Financial planners across the United States like to say that it is never too early to start thinking about retirement. To many people, this means starting to save for the future when one has a decent career-oriented job and a healthy starting salary. However, saving money for retirement can start even earlier than that; college students with part-time jobs can begin to enjoy the power of compounding interest in a retirement account while they are still in school.
Getting Started on Retirement
For young people, a Roth IRA is the ideal account for retirement savings. In fact, many retirement planning professionals suggest this is the smartest financial move a young person can make. What is a Roth IRA? IRA stands for “Individual Retirement Account” – it is a brokerage or banking account where retirement savings earn interest.
College students who earn even a small amount of income can easily set up a Roth IRA. It is the ideal solution for young people because of the rules governing contributions to and withdrawals from the account as compared to other retirement accounts. Roths penalize account holders for early withdrawals of earnings; as long as the account holder waits until he or she is 59 ½ years of age, there are no penalties. So, time is on young people’s sides…if you can wait until retirement age to begin withdrawing money, the Roth plan might be just the ticket.
There are certain ways people can make withdrawals before the age of 59 ½ without penalty, especially by withdrawing any contributions made to the plan. Withdrawals of contributions can be made at any time, and are tax- and penalty-free. For first-time homebuyers, there’s another perk: as long as the account has been open for at least five years, one can withdraw up to $10,000 to make a down payment on that first home.
Tax Advantages for Young People
A Roth IRA is set up so that any withdrawals after the age of 59 ½ are tax-free. In many other retirement plans, withdrawals or distributions from the account are considered income, which is taxable. Not so with the Roth. That’s a great advantage for those who can wait until retirement age and can save thousands of dollars over the life of the account. The account grows tax-free as well.
The Power of Compounding Interest
Roth IRAs grow value over time. Because these plans use investments in mutual funds, stocks, and other financial products, their value changes as the stock markets rise and fall in value. In general, Roth IRAs can be expected to grow by 8-12 percent every year. Compounding interest works like this: interest is earned on the balance in the account, so as that balance gets bigger, the interest gets bigger, too. This happens even if you aren’t making contributions to the account; the value grows whether or not you are adding money to the balance.
Let’s look at some numbers to make things clearer: imagine that a college student or young employee establishes a Roth IRA and contributes $3000 every year for 20 years. The total contribution over that time period equals $60,000. Now, imagine that you earn $5000 in interest on that balance over the 20-year period.
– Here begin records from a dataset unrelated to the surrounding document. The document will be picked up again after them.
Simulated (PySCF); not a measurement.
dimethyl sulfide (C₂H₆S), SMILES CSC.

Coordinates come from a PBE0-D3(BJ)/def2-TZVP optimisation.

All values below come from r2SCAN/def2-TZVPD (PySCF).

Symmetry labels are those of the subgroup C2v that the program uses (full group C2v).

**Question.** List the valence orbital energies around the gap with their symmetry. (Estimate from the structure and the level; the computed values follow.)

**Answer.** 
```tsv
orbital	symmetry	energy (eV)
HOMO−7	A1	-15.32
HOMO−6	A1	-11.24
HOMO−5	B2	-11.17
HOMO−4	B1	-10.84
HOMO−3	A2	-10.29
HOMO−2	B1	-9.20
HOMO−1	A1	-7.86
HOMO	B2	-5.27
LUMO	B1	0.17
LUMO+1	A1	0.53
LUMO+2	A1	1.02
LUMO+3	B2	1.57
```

Here’s where things get interesting. With that $65,000 balance, you invest in a mutual fund (through your Roth plan) that earns 8% in annual interest, a conservative performance figure. 8% interest on a $65,000 account balance in the first year equals $70,200, for an increase in value of $5200. This increase in value happens even though you haven’t made a single dollar of contributions to the plan.
The next year, you earn 8% interest on the new balance of $70,200. That interest adds up to $5616, making the total value $75,816. In two years, without doing anything, you’ve earned close to $11,000 without doing a thing. And, those earnings grow tax-free.
So, it’s clear that the longer you own a Roth IRA, the longer this compounding interest will benefit you. It is critical to make contributions to the plan for the first years; most retirement planners suggest making the maximum contribution allowed by law for at least the first 20 years of the plan.
Rules for Roth IRA Holders
As with anything, there are rules for Roth IRA holders. These rules can impact what you can and can’t do with the plan.
Most importantly for young people, Roth IRAs require earned income to make contributions. In other words, gift money from parents or an inheritance from a grandparent cannot be used to contribute to a Roth plan. Neither can money left over from student loans. You must have a job, and that income is the only money that can be used to contribute to a Roth.
For earners, the maximum annual contribution to a Roth plan is $5,500. And, you can’t save more than you make in income. So, if you only earn $2000 at a part-time job, you would only be allowed to contribute $2000 to such a plan.
There are income limits at the high end, too. For single taxpayers who make less than $118,000 or married couples who own a Roth jointly making less than $186,000 combined, the maximum contribution for 2017 is the full $5500. If you make more than the income limits, you are not allowed to make as large of an annual contribution. The more you earn past the caps, the smaller the contribution allowable by law. This has little impact on young people and early-career workers, but it is something to consider over the long term.
Final Word on Roth IRA Plans
There are a lot of upsides and few drawbacks to establishing a Roth IRA plan as a young person. Time is on your side, and you can expect to work for the next 30-40 years before retirement. In that time, provided you make regular annual contributions to the plan, you might just retire as a millionaire! College students with part-time jobs may not have a lot of extra income with which to start saving for retirement, but every little bit helps. It’s never too early to start thinking about your future; one of the best ways young people can prepare for retirement is by speaking to a financial professional. He or she can give you the guidance you need to make smart financial decisions, helping you toward a comfortable and financially-stable retirement in your future.